Supported MLLM aops Operations¶

The following table lists the operations currently supported in MLLM aops:

Operation Name	Header File	Description
FlashAttention2Op	aops/FlashAttention2Op.hpp	Implements Flash Attention 2 operation
LayerNormOp	aops/LayerNormOp.hpp	Layer Normalization operation
MatMulOp	aops/MatMulOp.hpp	Matrix Multiplication operation
RMSNormOp	aops/RMSNormOp.hpp	Root Mean Square Normalization operation
GraphBeginOp	aops/GraphOps.hpp	Marks the beginning of a computation graph
GraphEndOp	aops/GraphOps.hpp	Marks the end of a computation graph
SplitOp	aops/SplitOp.hpp	Splits a tensor along a given dimension
TransposeOp	aops/TransposeOp.hpp	Transposes a tensor by swapping two dimensions
CausalMaskOp	aops/CausalMaskOp.hpp	Creates a causal mask for attention operations
SliceOp	aops/SliceOp.hpp	Slices a tensor along specified dimensions
SiLUOp	aops/SiLUOp.hpp	Sigmoid Linear Unit activation function
ViewOp	aops/ViewOp.hpp	Reshapes a tensor without copying data
RepeatOp	aops/RepeatOp.hpp	Repeats a tensor along a given dimension
SoftmaxOp	aops/SoftmaxOp.hpp	Softmax activation function
CopyOp	aops/CopyOp.hpp	Copies tensor data
ParamOp	aops/ParamOp.hpp	Parameter operation for model weights
CloneOp	aops/CloneOp.hpp	Clones a tensor
VisionRoPEOp	aops/VisionRoPEOp.hpp	Vision Rotary Positional Encoding operation
ReLUOp	aops/ReLUOp.hpp	Rectified Linear Unit activation function
ContiguousOp	aops/ContiguousOp.hpp	Makes tensor data contiguous in memory
GELUOp	aops/GELUOp.hpp	Gaussian Error Linear Unit activation function
ReshapeOp	aops/ReshapeOp.hpp	Reshapes a tensor
X2XOp	aops/X2XOp.hpp	Transfers tensor data between devices
PermuteOp	aops/PermuteOp.hpp	Permutes tensor dimensions
CastTypeOp	aops/CastTypeOp.hpp	Casts tensor data to a different type
ConcatOp	aops/ConcatOp.hpp	Concatenates tensors along a given dimension
Conv3DOp	aops/Conv3DOp.hpp	3D Convolution operation
ElewiseOps	aops/ElewiseOps.hpp	Element-wise operations (Add, Sub, Mul, Div, etc.)

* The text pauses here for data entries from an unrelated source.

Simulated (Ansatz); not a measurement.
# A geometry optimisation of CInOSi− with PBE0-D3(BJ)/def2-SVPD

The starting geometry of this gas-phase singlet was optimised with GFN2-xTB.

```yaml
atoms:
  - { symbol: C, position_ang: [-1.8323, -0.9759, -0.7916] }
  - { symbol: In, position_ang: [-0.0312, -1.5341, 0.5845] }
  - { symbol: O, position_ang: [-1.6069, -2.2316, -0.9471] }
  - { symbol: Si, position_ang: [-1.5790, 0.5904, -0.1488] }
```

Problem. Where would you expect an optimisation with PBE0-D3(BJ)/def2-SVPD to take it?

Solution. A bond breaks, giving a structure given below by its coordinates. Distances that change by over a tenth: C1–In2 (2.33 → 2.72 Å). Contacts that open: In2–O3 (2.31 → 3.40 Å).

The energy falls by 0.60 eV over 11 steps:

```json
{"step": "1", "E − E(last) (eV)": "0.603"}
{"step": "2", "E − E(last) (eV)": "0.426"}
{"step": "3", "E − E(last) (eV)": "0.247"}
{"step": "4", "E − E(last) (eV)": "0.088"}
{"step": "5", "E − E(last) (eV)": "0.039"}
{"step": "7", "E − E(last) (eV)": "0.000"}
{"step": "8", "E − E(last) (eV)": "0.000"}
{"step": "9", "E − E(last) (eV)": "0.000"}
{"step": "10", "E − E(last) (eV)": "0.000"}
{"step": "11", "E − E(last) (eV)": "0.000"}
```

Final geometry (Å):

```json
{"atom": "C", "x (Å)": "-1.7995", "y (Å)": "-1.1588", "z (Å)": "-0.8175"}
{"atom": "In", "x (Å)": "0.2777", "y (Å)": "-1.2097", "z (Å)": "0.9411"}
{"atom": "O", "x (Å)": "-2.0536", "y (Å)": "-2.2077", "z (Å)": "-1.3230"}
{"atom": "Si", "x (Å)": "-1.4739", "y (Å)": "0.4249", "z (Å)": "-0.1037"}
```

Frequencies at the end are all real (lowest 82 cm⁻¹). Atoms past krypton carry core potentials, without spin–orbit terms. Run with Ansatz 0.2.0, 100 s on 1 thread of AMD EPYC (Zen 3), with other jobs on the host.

EmbeddingOp	aops/EmbeddingOp.hpp	Embedding lookup operation
FillOp	aops/FillOp.hpp	Fills a tensor with a specific value
LinearOp	aops/LinearOp.hpp	Linear (fully connected) operation
MultimodalRoPEOp	aops/MultimodalRoPEOp.hpp	Multimodal Rotary Positional Encoding operation
QuickGELUOp	aops/QuickGELUOp.hpp	Quick GELU activation function
ReduceOps	aops/ReduceOps.hpp	Reduction operations (Sum, Mean, Max, Min, etc.)